Veto-Proof Minneapolis City Council Majority Vows to Disband Police Department Amid Protests

A majority of the Minneapolis City Council vowed to disband the city’s police department amid protests over the killing of George Floyd, The Appeal reports.

At least nine members of the 12-person council plan to support a plan to dismantle the police department and reinvest in social services instead.

“We’re here because we hear you. We are here today because George Floyd was killed by the Minneapolis Police. We are here because here in Minneapolis and in cities across the United States it is clear that our existing system of policing and public safety is not keeping our communities safe,” said Minneapolis City Council President Lisa Bender. “Our efforts at incremental reform have failed. Period.”

The announcement came after Minneapolis Public Schools, the University of Minneapolis, and Minneapolis Parks and Recreation cut ties with the police department.

Mayor opposes:

The announcement came one day after Mayor Jacob Frey told a group of protesters that he opposed defunding the police department. Protesters booed the mayor and chased him off. The New York Times called the incident a “humiliation on a scale almost unimaginable outside of cinema or nightmare.”

Frey has supported a number of police reforms since taking office in 2018 but has also been criticized for supporting increases to the department’s budget while failing to invest in community programs.

“MPD’s record for solving serious crimes in the city is consistently low,” The Appeal reported. “For example, in 2019, Minneapolis police only cleared 56 percent of cases in which a person was killed. For rapes, the police department’s solve rate is abysmally low. In 2018, their clearance rate for rape was just 22 percent. In other words, four out of every five rapes go unsolved in Minneapolis. Further casting doubt on the department’s commitment to solving sexual assaults, MPD announced last year the discovery of 1,700 untested rape kits spanning 30 years, which officials said had been misplaced.”

NYC to cut police funding:

New York City Mayor Bill de Blasio also announced on Sunday that the city would shift funding away from the police department to social services, though he offered few specifics.

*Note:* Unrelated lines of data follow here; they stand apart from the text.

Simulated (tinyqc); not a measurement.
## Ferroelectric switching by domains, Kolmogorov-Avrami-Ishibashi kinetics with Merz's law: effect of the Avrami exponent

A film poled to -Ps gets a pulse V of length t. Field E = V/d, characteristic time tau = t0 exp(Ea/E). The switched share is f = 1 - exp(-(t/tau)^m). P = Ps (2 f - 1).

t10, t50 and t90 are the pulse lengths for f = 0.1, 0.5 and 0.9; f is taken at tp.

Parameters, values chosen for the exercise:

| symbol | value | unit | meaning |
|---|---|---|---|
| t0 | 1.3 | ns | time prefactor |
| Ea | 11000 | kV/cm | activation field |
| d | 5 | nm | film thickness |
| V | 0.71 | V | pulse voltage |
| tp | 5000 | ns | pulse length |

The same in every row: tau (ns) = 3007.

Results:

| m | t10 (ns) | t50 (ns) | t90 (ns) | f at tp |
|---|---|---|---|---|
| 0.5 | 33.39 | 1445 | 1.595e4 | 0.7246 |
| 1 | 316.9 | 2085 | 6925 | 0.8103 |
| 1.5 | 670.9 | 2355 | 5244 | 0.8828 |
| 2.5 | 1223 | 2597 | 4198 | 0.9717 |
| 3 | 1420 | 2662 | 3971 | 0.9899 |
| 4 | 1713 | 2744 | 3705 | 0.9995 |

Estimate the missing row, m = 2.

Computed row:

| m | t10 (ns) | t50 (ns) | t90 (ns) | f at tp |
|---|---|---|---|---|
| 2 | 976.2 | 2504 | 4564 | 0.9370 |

“People did not protest for the sake of protest. They protest to achieve change, and now we must deliver that change,” he told reporters.

Along with cutting funding to the police, de Blasio also called for shifting street vendor enforcement to a civilian agency, creating community liasons to work with police, and repealing a law that bars the release of police disciplinary records.

“People from the community, civilians deeply steeped in their communities with the ability to bring the concerns of the community to the highest levels of the NYPD, to bring back answers including the status on disciplinary cases and changes in policing that needs to be done to allow better policing, fairer policing,” de Blasio said.